But enough of that. As I drove home tonight I thought about our recent Blues history and realized that it was about this time every year where I start to get frustrated with the goaltending. Chris Mason and his patented Soft Goal of the Game (TM). Manny Legace and his Emo Manny/Too Happy Manny post-game press conferences (That little quote about how "The fans were chanting my name and then I let in a bad goal. Sorry fans." didn't go over that well, either). Patrick Lalime and his Patrick Lalimiest play. Chris Osgood and his "Maybe that dude IS a Red Wings mole" style of play.
But despite giving up three goals tonight and four against San Jose and a bad goal against the Sharks and one of the worst goals agaisnt ever up in Detroit, I'm still a Halak guy. The return of Roman Polak and Alex Pietrangelo to the lineup means that he's got a real NHL defense corps in front of him again and it's going to get better, but he's right in every one of these games. The Blues were outshot by a wide margin the vast majority of the game and the chances he faced were really good and Stop Sign turned all that away.
Goals that would have piled up against Weak Sauce Mason and Emo Manny and Toilet Bowl Lalime and Chris Osgrumpy are stopped by Halak. He sees more, he stops more. Bad goals don't faze him. Good goals don't freak him out. He is our guy and he's only going to get better.
When this team finally gets it's majority (silent) and big posketed investor in line and GM Doug Armstrong is allowed to make a better imprint on it and the youngsters start to come into their own, people are going to talk about those things being the turning point to this team going from "good on paper" to good on the ice. But those people will be wrong. The turning point was last summer when the front office gave up a good young guy in Lars Eller and took a chance on Halak.

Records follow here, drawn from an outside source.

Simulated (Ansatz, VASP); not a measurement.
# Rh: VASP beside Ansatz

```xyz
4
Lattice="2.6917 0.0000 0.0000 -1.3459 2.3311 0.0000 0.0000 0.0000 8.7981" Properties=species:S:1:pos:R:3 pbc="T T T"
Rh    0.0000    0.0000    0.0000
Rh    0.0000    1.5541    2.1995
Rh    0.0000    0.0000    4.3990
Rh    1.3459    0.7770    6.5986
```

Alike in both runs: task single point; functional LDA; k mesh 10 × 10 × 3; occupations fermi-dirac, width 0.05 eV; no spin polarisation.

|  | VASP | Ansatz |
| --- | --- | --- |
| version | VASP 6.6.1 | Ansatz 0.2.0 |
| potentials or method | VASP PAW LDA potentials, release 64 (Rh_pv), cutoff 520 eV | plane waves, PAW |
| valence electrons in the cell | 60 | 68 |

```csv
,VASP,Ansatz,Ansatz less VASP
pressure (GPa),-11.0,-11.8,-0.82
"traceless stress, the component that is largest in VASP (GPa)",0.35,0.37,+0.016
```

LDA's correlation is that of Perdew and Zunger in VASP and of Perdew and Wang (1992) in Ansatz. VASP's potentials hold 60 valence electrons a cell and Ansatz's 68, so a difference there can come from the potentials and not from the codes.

So, go ahead and complain in the comments about the lack of talent or lack of effort or lack of good calls for our team tonight in the comments. I get it - all of those things are true. But sometimes weaker, younger, more injured teams lose to better, more talented teams with $10 million/year goalies in net. That happens because whe you're the Canucks, "good on paper" has turned the corner to good on the ice.
Me? I'm tired of bitching for today. I'm just going to be happy that we finally have a goalie that isn't the problem.